I know I'm late to the party, but I finally got a chance to run Into the Odd.
Into the Odd frustrates me in that every rule seems obvious in a way that is vaguely insulting, but presented with the sincerity of my grandmother trying to describe to me whatever strange new gadget she recently saw at the store, which makes it very hard for me not to like it. It aligns with my aesthetic sensibilities, but reminds me of times when a loved one would stay over and I couldn’t get a moment’s peace, even when peace was less desirable than their company. It seems the closer I get to my ONE PERFECT RPG, the more despondent I’ll become to the point where quotes falsely attributed to Buddha will no longer raise my spirits.
Not everything here is a completely new idea, but we get a lot of smart concepts packaged in a digestible way without any kind of nefarious pretense or edge. The book is usable, with setting taking up a minimal amount of real estate, with the bulk of detail laced into the starting equipment table. There’s no sections defining role-playing, and nothing about how the game itself is different (which it doesn’t need because it simply is).
There lack of to-hit rolls jumped out at me considering how old-school the game feels otherwise. Players only roll damage, and my players can’t decide if they like it or not. I’m fine with this. I sometimes feel like knee-jerk reaction blog/forum posts have become the dialect of the RPG proletariat, and I was proud of my friends for engaging the game with an open mind. It would have been really easy to dismiss the rule outright, or (almost worse) embrace it without thought.

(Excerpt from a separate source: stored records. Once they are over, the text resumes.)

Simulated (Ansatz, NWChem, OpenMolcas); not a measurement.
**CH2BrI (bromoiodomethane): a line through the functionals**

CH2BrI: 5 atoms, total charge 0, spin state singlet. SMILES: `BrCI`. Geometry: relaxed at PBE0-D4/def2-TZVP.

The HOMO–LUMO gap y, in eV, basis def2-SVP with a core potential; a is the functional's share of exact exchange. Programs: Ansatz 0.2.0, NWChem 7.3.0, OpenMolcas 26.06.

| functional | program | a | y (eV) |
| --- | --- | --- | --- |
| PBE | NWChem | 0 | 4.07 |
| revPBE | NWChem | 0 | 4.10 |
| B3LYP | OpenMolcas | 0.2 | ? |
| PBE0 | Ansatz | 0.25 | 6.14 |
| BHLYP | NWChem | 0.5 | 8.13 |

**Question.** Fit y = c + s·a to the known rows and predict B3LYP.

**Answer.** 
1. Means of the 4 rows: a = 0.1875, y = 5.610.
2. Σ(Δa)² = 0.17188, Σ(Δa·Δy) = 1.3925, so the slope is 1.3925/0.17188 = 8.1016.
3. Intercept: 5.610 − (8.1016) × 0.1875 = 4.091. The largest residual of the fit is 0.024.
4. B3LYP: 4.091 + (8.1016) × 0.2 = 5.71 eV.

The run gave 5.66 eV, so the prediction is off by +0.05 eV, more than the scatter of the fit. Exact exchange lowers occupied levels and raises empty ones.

The saving throws work because the values are liquid, and because they’re only intended to be used in response to the world. I despise d20 roll under with 3-18 ability scores for aesthetic reasons, but in ItO your numbers are less about who you are and more about what is happening. Those numbers are on your sheet because they have to be, but they only play a small part in what measures the worth of your character. Your Strength might be 18 right now, but it could just as easily be 1 by the time you make it to the next room. In the same vein, you can choose to define yourself by your stuff, but at the end of the day even your most fantastical artifact is a thing that can be broken or lost.
My Bastion was designed with the aid of Vornheim, MS Paint, and a healthy amount of overthinking. The streets are littered with bums, wild animals, raccoons in trench coats, and nerds dressed up as elves. Miles and Poco wake up in their single room apartment in the slums, elbow to knee with their seven other roommates every day. Nobody’s hiring, student loan payments are through the roof, and the only prospects are out there where the Odd things are.
I ran the example dungeon included in the book, but instead of using some fishing town, I decided that Bastion was so unthinkably huge that an entire section of the city could sink into the water and nothing could be done about it. The players traversed the murky drowned quarter in wooden bathtubs. The dungeon went well, with the players triggering absolutely every trap, despite complaining about their low HP and the constant danger they were in.
Note: one thing I love about saving throws is that people want to dip their toe in—to properly fuck up and see if they can make it out in one piece. I think the game understands that, and the dice system ensures that the probability of success or failure is always evident.
If it seems Odd that I’m writing about a game that came out years ago I must state that, in my defense, I am relatively new to this hobby. I wish I had more to say at the moment, but after only one session I’m still on the fence. I won’t say I’m in love yet. It’s more like a little crush.